Intro: How to Make Your 3D Prints Look Awesome
3D printers are amazing, but how do you turn your beautiful plastic creation into something more? Turns out, it's not that hard! All you need is some stuff you can find at your local hardware store, and some patience.
I've been doing a lot of experimentation and research to find simple methods that work, I hope you find this guide helpful! Each step will talk about a different method, so feel free to jump to whichever method interests you!
Step 1: Clean Up the Print
Before doing anything else, I first make sure to clean up the print. For me, this usually means removing any supports or brims with a pair of snips, using an exacto knife to further smooth out the edges and remove any strings or blobs left by the printer, and using a small file to round out any pointy edges or corners.
Step 2: Spray Paint
This is often the first thing that comes to mind when people think of finishing a 3D print. In my experience, you don't have to sand the print before painting, especially if you use a 2 in 1 paint and primer. If you do sand the print, this can help make the final product smoother, and make the layer lines less visible, just make sure that you end with a fine grit (around 220) before painting or the finish might be kinda bumpy.
My best advice when spray painting is to experiment, too much or too little paint per layer will mess up the finish, but when you get it just right the effect is amazing. Personally I've had really good experiences with rustoleum and krylon brand spray paints. The metallic ones are especially fun because you can make fake metal pendants and statues.
Finally, a note on cost. Although there are a ton of great colored filaments, I've found it to be far more cost effective to just buy plain white filament ($20) and various colored spray paints (~ $5), rather than buying a new roll of filament for each color. This is a trade off of course, but I've found it to be well worth it and more cost effective.
(creds to @YuvalA6 for painting the pokemon)
Step 3: LEDs
This is one of my favorite ways to finish a 3D print. Sometimes, you just need a few LEDs to take a project from cool to amazing. Of course, you can always set up a complicated arduino circuit with custom patterns and sensors (which I've also done and it is well worth it if you can). But, if you want the best bang for your buck, just set up a variant of an "LED Throwie" (https://www.instructables.com/id/LED-Throwies/).

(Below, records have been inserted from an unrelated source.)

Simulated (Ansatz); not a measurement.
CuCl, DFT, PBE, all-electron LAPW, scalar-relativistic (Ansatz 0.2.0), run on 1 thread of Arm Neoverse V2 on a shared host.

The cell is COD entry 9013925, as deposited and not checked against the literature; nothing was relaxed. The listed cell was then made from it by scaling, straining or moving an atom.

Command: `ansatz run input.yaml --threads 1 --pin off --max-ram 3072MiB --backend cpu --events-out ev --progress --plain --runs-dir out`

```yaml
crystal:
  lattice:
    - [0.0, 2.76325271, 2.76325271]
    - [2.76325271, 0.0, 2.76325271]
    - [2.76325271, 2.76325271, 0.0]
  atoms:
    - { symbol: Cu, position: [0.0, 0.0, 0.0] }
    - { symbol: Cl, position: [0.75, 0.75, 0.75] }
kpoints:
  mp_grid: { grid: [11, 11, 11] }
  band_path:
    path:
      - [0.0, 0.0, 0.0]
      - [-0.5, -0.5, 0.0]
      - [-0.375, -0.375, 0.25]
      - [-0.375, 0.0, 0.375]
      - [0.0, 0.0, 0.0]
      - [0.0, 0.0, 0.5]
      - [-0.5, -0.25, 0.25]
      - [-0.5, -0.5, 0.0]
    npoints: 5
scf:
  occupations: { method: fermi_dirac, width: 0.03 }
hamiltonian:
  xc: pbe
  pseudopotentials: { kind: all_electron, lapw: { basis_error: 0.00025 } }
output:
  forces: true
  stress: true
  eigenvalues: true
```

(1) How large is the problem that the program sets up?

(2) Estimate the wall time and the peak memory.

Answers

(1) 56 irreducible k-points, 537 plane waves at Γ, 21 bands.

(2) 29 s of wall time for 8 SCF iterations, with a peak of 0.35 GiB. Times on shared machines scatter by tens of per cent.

One more subtle thing to keep in mind when adding LEDs is to make sure the light diffuses well. Especially when a project is going to be worn, its important to make sure the light doesn't glare in other peoples faces, while maintaining enough light to be seen in daylight. Here's a few ideas about diffusing light:
- Clear (often "natural") filament is awesome
- Paper, plastic bottles, or many other common things can be cut to shape to be used
- Sanding a clear surface makes the light passing through it more diffuse
- Wide angle LEDs cost just as much as normal LEDs, but have a wider angle of direct lighting
- If there isn't enough light getting through, add more LEDs!
I'll also usually add a small switch somewhere, so I can turn it on or off without removing the battery.
(Creds to @manavkoolz for working on the arc reactor with me)
Step 4: Different Print Materials
I've really wanted to print with flexible filament, but unfortunately I have a Bowden style extruder, as opposed to a direct feed, so I branched off to other types of filaments that I could print. So far I've tried Hatchbox wood grain, 3D Solutech Glow in the Dark, and Ziro Carbon Fiber. I bought each of these on Amazon so it was super easy and they worked great! The glow in the dark worked right out of the package, but for the wood grain and carbon fiber I just did a simple upgrade to a 0.5mm hardened steel nozzle. I bought this on amazon too, and found a great youtube video on changing the nozzle on the kind of printer I have. Make sure to read about each new type of filament online before printing, I had to change the heating, retraction, and nozzle size to get it to work right.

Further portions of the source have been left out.